Reputation: 137
I am trying to use TensorFlow Probability to implement Bayesian Deep Learning for a bioinformatics regression task. The closest analogy in traditional data science would be image scoring where the model attempts to predict label (float value) as close to the true label as possible.
I have previously trained a model on my dataset with normal dense layers in TensorFlow and it does converge and perform decently well on an independent test set. The bayesian network, however, does not seem to converge at all giving a loss of around 10,000 when the dense network eventually converges to a loss of less than 1. I think the error may lie in my implementation of the bayesian neural network. Any help would be much appreciated.
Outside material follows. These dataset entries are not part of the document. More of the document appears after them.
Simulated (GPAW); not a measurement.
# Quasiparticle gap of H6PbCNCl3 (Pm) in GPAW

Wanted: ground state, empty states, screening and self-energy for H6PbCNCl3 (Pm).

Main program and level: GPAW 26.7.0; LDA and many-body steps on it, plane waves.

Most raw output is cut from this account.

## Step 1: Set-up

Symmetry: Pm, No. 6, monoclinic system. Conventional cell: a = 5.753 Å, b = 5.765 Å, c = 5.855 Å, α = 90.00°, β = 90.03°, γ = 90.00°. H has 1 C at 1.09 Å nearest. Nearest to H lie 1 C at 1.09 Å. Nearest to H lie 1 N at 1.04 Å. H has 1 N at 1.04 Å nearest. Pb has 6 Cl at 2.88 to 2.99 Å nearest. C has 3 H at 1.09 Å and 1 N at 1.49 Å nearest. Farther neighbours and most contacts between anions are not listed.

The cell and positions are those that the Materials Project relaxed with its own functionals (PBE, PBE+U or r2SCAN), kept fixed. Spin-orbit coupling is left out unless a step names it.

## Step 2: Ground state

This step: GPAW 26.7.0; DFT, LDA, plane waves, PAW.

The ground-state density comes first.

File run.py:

Below are code snippets from the bayesian neural network and the dense network I am trying to replace.
Bayesian Neural Network
kernel_divergence_fn=lambda q, p, _: tfp.distributions.kl_divergence(q, p)
bias_divergence_fn=lambda q, p, _: tfp.distributions.kl_divergence(q, p)
interpretation1 = tfp.layers.DenseFlipout(1000,bias_posterior_fn=tfp.layers.util.default_mean_field_normal_fn(),
bias_prior_fn=tfp.layers.default_multivariate_normal_fn,
kernel_divergence_fn=kernel_divergence_fn,
bias_divergence_fn=bias_divergence_fn,activation="relu")(merged)
interpretation2 = tfp.layers.DenseFlipout(500,bias_posterior_fn=tfp.layers.util.default_mean_field_normal_fn(),
bias_prior_fn=tfp.layers.default_multivariate_normal_fn,
kernel_divergence_fn=kernel_divergence_fn,
bias_divergence_fn=bias_divergence_fn,activation="relu")(interpretation1)
interpretation3 = tfp.layers.DenseFlipout(200,bias_posterior_fn=tfp.layers.util.default_mean_field_normal_fn(),
bias_prior_fn=tfp.layers.default_multivariate_normal_fn,
kernel_divergence_fn=kernel_divergence_fn,
bias_divergence_fn=bias_divergence_fn,activation="relu")(interpretation2)
outputs = Dense(1)(interpretation3)
Dense Neural Network
dense1 = Dense(1000, activation="relu")(merged)
dense_drop1 = Dropout(0.35)(dense1)
dense2 = Dense(500, activation="relu")(dense_drop1)
dense_drop2 = Dropout(0.35)(dense2)
dense3 = Dense(200, activation="relu")(dense_drop2)
dense_drop3 = Dropout(0.35)(dense3)
Upvotes: 0
Views: 754
Reputation: 143
Can you include the lines where you compile and fit the data?
High value of loss corresponds to the contribution of Kl-divergence loss. Because you have fixed priors for all the layers, they often tend to get your approximate posteriors near to them and you observe a bad mean fit. One way to minimise the effect of prior is to use type II maximum likelihood estimation (also called Empirical Bayes) where one also updates the prior parameters in the learning stage. See this (blog)for the reference.
Upvotes: 1